Washington's public agencies are sitting on a problem measured in terabytes. Duplicate images — identical or near-identical digital files stored multiple times across government servers — are quietly draining storage budgets, slowing archival retrieval systems, and complicating Freedom of Information Act responses at agencies from the DC Office of the Chief Technology Officer to the National Archives facility on Pennsylvania Avenue. City and federal officials are now weighing what to do about it.
The issue has sharpened focus at a moment when the Trump administration's DOGE-driven efficiency push has put every line of government IT spending under scrutiny. For the District specifically, which relies on a patchwork of aging data infrastructure maintained partly through federal grants, the cost of redundant digital storage is not an abstraction. A 2024 report from the Government Accountability Office found that federal civilian agencies collectively spend billions annually on duplicative IT systems, a category that includes unmanaged image and document repositories.

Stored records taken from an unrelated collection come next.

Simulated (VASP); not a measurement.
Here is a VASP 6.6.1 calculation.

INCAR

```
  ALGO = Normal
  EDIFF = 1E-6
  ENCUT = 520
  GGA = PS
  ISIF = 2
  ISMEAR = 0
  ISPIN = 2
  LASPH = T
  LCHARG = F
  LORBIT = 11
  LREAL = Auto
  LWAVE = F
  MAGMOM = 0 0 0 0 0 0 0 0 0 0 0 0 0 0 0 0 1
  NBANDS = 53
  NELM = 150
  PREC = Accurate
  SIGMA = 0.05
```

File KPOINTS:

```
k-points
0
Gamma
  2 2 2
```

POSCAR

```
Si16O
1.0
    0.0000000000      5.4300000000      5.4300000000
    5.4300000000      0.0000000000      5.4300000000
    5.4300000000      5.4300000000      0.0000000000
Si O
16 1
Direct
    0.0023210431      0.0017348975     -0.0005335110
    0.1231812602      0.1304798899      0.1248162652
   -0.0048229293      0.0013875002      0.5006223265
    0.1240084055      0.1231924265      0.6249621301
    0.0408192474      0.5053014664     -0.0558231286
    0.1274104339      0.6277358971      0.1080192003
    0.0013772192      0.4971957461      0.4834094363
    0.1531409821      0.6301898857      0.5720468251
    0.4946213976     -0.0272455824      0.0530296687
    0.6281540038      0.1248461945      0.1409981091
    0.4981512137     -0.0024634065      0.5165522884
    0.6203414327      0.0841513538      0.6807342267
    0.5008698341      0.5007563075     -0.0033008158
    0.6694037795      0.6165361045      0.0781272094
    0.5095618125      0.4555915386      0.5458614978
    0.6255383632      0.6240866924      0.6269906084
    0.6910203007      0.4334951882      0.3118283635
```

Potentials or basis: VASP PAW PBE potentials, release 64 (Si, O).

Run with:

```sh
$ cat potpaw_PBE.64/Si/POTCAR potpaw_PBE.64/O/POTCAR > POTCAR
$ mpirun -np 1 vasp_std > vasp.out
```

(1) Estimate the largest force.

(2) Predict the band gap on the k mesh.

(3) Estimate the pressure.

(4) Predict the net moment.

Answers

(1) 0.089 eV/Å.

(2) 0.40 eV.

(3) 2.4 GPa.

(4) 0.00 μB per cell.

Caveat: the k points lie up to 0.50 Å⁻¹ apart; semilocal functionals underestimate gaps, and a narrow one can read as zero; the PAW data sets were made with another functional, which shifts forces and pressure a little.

What Officials and Technologists Are Saying
Inside the John A. Wilson Building on Pennsylvania Avenue NW, Mayor Muriel Bowser's office has pointed to the DC Digital Services initiative as the administrative vehicle for modernizing how the city stores and retrieves public records. Officials associated with that program have described duplicate file remediation as a priority for fiscal year 2026, though no formal public timeline or cost estimate has been released by the mayor's office.
At the federal level, the conversation runs through the National Archives and Records Administration, headquartered on Constitution Avenue NW. NARA has been working under a mandate established by the 2022 Presidential Records Digitization Directive to migrate paper and legacy digital records into managed electronic systems by December 31, 2026 — a deadline that technologists working in the records management space say is increasingly difficult given the volume of unresolved data quality issues, including duplicates.
Experts at the DC-based nonprofit the Center for Democracy and Technology have argued publicly that deduplication — the automated process of identifying and removing redundant files — should be a standard requirement embedded in any government cloud migration contract. Their position, laid out in policy briefs circulated on Capitol Hill earlier this year, is that agencies purchasing new storage infrastructure without requiring deduplication protocols are essentially paying twice: once to store the original file and again to store its copies.
The practical stakes are visible at the ground level. The DC Public Library's digital collections hub, anchored at the Martin Luther King Jr. Memorial Library on G Street NW, completed a major digitization push last year covering historical photographs of neighborhoods including Anacostia and NoMa. Library staff have acknowledged in public presentations that managing duplicate scans from community-submitted batches required significant manual intervention — work that consumed staff hours that could otherwise go toward expanding the accessible collection.
The Numbers Behind the Clutter
Storage is not free. Commercial cloud pricing from major providers currently runs between $0.02 and $0.023 per gigabyte per month for standard archival tiers, according to published rate cards. A government agency holding even 500 terabytes of unaudited image data — a figure well within the range reported for mid-sized federal bureaus — could theoretically eliminate tens of thousands of dollars in annual costs by running a single deduplication pass. Across dozens of agencies, the arithmetic scales quickly.
For the District's own IT budget, which the Office of the Chief Financial Officer set at roughly $180 million for fiscal year 2026, storage efficiency has become a talking point as federal funding uncertainty puts pressure on discretionary spending. DOGE-related reviews of grants flowing to DC's technology offices have introduced additional unpredictability.
Technologists advising the city recommend agencies begin with an audit of existing image repositories before purchasing additional infrastructure. Tools capable of identifying duplicate files through hash-matching — a process that compares unique digital fingerprints of files rather than their names — are widely available and can be deployed without replacing existing systems. The DC Office of the Chief Technology Officer has the authority to issue guidance mandating such audits across District agencies, though as of July 4, 2026, no such directive has been published. The next move belongs to whoever decides the quiet problem is worth a loud solution.